A former counsel for startups, Prof. Arewa sees growth in failure
The way Professor Olufunmilayo Arewa sees it, failure is not only an option, it's essential.
"Failure is an important message," says Arewa, referring to the late Steve Jobs' now-famous 2005 Stanford commencement address where he talks about how failures in his life — including dropping out of college and getting fired from Apple — taught him valuable lessons.
She says her own experience as general counsel for startup companies that went belly up taught her the importance of being entrepreneurial, embracing challenges, taking different approaches to solving problems, and realizing that there will always be things outside of your control in business and life.
"I like startups. I like the energy. That's why I came to a new school like UCI Law," says Arewa. "The students here are exciting. There's definitely a lot of energy and engagement."
Among the things she appreciates in a new law school is the ability to embrace changes in legal education, she says. "We need to work on more interactive teaching and on problem solving." And she does that in her class this semester in Business Associations, where her students have created a virtual company, a consulting business that does marketing surveys of graduate students.
"Students need to be more entrepreneurial in getting jobs now, especially because the legal job market is not the same anymore," she says.
Arewa came to UCI Law in July from Northwestern University School of Law, where she taught intellectual property, securities regulation, business associations, copyright and digital music, and financial markets and private funds. She has also taught at Case Western Reserve School of Law and the University of Georgia School of Law.
In addition to her time as an in-house lawyer, Arewa also spent five years as an associate at law firms in California and New York, working on venture capital financings, advising clients on employment and compensation matters and representing companies in public and private offerings.
Few law professors display the depth of real-world experience or the breadth of interests that Arewa does. Her interests include intellectual property, copyright law, the entertainment industry, corporate and securities laws, private equity, entrepreneurship, anthropology, African culture, folk lore, popular culture and music.

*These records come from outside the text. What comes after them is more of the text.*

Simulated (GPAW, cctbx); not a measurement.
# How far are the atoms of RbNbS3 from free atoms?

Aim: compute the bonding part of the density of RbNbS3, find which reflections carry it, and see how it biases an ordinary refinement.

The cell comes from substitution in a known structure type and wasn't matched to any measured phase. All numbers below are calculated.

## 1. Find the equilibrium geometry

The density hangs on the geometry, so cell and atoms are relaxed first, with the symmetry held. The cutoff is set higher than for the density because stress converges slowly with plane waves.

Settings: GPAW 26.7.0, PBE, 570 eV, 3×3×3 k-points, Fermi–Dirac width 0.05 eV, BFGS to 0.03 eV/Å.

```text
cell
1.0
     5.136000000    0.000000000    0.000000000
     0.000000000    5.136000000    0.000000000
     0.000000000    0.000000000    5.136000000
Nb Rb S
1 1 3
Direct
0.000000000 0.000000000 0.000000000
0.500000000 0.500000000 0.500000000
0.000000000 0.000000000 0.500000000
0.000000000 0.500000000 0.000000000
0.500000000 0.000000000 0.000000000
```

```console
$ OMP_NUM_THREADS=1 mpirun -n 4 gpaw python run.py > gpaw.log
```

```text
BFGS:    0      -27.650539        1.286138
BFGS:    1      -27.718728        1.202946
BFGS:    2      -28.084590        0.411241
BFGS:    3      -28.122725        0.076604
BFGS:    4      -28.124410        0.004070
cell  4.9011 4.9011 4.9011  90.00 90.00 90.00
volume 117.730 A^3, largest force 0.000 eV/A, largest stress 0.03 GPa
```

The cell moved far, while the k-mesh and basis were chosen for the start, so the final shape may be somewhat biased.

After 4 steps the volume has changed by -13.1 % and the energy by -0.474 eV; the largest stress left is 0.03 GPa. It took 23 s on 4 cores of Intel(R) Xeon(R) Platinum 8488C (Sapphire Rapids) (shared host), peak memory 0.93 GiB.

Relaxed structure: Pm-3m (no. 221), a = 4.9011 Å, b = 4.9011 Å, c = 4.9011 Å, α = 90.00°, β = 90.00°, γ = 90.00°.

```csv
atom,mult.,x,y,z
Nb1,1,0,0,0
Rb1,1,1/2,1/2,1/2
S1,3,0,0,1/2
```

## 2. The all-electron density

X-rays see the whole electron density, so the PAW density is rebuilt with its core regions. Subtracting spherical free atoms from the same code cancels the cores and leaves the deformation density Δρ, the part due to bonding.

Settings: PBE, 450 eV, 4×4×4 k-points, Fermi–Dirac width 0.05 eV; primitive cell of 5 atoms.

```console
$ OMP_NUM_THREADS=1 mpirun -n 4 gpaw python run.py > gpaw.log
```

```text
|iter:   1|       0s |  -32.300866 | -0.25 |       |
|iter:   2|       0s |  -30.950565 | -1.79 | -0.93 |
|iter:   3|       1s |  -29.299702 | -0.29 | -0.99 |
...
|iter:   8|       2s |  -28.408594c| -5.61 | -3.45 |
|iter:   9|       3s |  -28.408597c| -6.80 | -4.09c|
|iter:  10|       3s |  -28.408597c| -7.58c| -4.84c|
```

In addition to her law degree from Harvard, Arewa has a master's degree in economics from the University of Michigan, and a Ph.D. in anthropology from UC Berkeley, where she wrote a dissertation on images of Africa in the Tarzan novels of Edgar Rice Burroughs. Her bachelor's degree from Harvard was also in anthropology, and her joint appointment at UC Irvine is in that field as well as law.
Currently, Arewa is writing a book that allows her to engage many of her interests, "Black Face, Black Music: How the Music of Slaves Transformed the World." In it she explores how the music of slaves influenced American music, and how that in turn became the world's music. In doing so, she analyzes how non-written forms of music tended to escape copyright protection, and how a balance must be struck between musical innovation and legal protection.
She is interested in discovering the "contexts of invention," she says, and has taught a seminar on that topic. She looks at how a shift in 20th century American music came about around the time Ragtime music became popular, in the teens and twenties, and how oral traditions in music began to be written down and then protected by copyright laws.
"We need to think about participation rather than ownership," she says, describing how innovation in music, in such forms as blues and hip hop, have involved borrowing among artists, while copyright laws were developed to protect musicians' creative inventions.
Her interest in music preceded her interest in law by quite a bit - she was a classically trained singer when she was young and still enjoys singing.
Her interest in law came about during a stint at the U.S. State Department after earning her master's in economics. She spent nearly two years in Uruguay at a consular post determining visa eligibility, and that gave her a taste for international affairs and immigration law. Being part of "a huge government bureaucracy" was not for her, but the law was, so she was off to Harvard Law School.
Once she earned her J.D., she served stints as an associate at various law firms - including New York-based heavyweights Sullivan & Cromwell and Sherman & Sterling, and Silicon Valley’s Gunderson Dettmer - before going in-house with her first startup in New York, a company that developed methods of payment for the Internet.
There she found she needed to be more of a generalist in law, handling everything from fundraising to developing employee stock option plans. She also enjoyed working with technical people, who think differently from lawyers, she says. Not surprisingly, that environment was better suited to her wide-ranging interests.
"We need to follow different paths because that leads to enriching experiences," she says.